There is an extraordinary situation in the UK at present where local authorities have not only been given extra ordinary powers to snoop on its residents, but also to raise additional revenues from activities which previously had been considered as part of the remit of these local authorities in carrying out the duties of a local administration.
Such an example is the cost of making a planning application. It is not until someone actually makes such an application that you come up against the real cost of extending or building a house.
Referred to as section 106 agreements, a local authority is empowered by Central Government to levy extra ordinary charges on any resident wishing to carry out building works. These charges are arrived at by a complex algorithm and justified by stating that this cost is the contribution towards affordable housing, and that amount is towards education etc etc. The reality is that these payments are just another form of local taxes. My fear and concern is that these sums are not ring fenced but can be made available into the general coffers of the local authority and could be used towards funding the shortfall of these bureaucrats pensions.

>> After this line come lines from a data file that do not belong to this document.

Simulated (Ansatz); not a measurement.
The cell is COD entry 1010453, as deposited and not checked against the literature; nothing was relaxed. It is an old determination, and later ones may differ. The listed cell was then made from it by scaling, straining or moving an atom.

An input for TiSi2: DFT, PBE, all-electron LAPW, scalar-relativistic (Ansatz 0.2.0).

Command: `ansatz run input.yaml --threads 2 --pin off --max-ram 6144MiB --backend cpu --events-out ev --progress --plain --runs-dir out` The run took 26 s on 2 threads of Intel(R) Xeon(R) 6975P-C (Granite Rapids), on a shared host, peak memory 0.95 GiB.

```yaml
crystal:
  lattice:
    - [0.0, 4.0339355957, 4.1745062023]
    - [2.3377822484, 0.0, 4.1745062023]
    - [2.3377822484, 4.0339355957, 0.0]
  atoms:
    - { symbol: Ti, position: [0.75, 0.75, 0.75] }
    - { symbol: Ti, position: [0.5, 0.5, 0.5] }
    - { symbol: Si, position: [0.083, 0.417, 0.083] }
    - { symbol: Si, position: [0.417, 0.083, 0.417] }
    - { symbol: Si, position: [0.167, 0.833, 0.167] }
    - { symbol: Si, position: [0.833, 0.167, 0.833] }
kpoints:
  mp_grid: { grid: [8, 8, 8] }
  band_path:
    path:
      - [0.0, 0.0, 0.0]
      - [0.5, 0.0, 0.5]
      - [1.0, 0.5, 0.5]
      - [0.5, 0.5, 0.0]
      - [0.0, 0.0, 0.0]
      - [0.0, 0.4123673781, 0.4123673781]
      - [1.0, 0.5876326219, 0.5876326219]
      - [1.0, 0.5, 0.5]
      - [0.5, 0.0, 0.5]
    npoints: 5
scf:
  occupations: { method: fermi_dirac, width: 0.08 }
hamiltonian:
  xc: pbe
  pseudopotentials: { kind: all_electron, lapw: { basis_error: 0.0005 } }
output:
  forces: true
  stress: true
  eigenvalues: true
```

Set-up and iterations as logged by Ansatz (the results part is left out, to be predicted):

As if that wasn’t bad enough, these ingenious local authority bureaucrats are coming up with ever more inventive ways of increasing the taxes upon the local population in the form of Community Infrastructure Levy or CIL.
The CIL is an addition financial burden upon the builder or developer with the simple result of taxing to breaking point anyone wishing to improve their property, or supposedly help the government shortfall on providing additional housing stock.
These potential additional contributions are calculated according to various criteria, and in the case of Elmbridge Borough Council, are arrived at by an online complex spreadsheet which will kindly calculate the payments for you. These can run into hundreds of thousands of pounds for the larger houses, or just tens of thousands for a smaller house.
How is it that these local authorities can be allowed to get away with this punitive form of taxation which will now reduce home owners extending their homes or fulfilling their drams of building their own home?
Surely a case of no longer the dog wagging the tail, but the tail wagging the dog!